Independent Auditor's Report

[Same first and second paragraphs as the standard report]

As disclosed in Note X to the financial statements, the Company adopted, in 20X2, the first-in, first-out method of accounting for its inventories, whereas it previously used the last-in, first-out method. Although use of the first-in, first-out method is in conformity with accounting principles generally accepted in the United States of America, in our opinion the Company has not provided reasonable justification for making this change as required by those principles. fn 17

In our opinion, except for the change in accounting principle discussed in the preceding paragraph, the financial statements referred to above present fairly, in all material respects, the financial position of X Company as of December 31, 20X2 and 20X1, and the results of its operations and its cash flows for the years then ended in conformity with accounting principles generally accepted in the United States of America.

[Paragraph renumbered by the issuance of Statement on Auditing Standards No. 79, December 1995.]

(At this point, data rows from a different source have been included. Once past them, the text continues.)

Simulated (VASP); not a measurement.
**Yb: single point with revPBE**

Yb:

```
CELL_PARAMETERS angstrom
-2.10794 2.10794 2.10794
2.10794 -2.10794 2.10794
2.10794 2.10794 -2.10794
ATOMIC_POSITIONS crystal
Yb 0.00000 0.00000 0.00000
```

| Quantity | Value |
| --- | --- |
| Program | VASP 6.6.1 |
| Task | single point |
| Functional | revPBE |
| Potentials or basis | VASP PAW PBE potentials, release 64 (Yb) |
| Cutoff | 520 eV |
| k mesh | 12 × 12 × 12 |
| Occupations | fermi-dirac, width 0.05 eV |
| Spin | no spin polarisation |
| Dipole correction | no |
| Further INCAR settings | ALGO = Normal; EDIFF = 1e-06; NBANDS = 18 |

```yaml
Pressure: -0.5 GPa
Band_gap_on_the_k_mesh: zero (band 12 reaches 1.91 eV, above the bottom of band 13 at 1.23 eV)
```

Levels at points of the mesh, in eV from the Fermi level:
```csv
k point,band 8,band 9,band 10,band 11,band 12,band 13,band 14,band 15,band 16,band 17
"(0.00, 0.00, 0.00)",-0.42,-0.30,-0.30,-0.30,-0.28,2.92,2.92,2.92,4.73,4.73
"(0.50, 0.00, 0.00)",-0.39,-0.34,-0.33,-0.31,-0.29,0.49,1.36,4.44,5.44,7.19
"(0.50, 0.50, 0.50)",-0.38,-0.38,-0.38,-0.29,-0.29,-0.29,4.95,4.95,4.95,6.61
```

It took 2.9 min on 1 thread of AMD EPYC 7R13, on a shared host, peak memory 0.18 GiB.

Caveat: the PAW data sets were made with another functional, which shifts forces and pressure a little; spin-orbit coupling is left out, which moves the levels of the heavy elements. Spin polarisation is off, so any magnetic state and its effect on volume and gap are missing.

Footnotes (AU Section 508 — Reports on Audited Financial Statements):

fn 17 Section 420, Consistency of Application of Generally Accepted Accounting Principles, states that a change from an accounting principle that is not generally accepted to one that is generally accepted is a correction of an error and that such a change requires recognition in the auditor's report as to consistency. Therefore, the auditor should add an explanatory paragraph to the report discussing the accounting change. However, because the middle paragraph included in the example presented contains all of the information required in an explanatory paragraph on consistency, a separate explanatory paragraph (following the opinion paragraph) as required by paragraphs .16 through .18 of this section is not necessary in this instance. A separate paragraph that identifies the change in accounting principle would be required if the substance of the disclosure did not fulfill the requirements outlined in these paragraphs. [Footnote renumbered by the issuance of Statement on Auditing Standards No. 79, December 1995. Footnote subsequently renumbered by the issuance of Statement on Auditing Standards No. 93, October 2000.]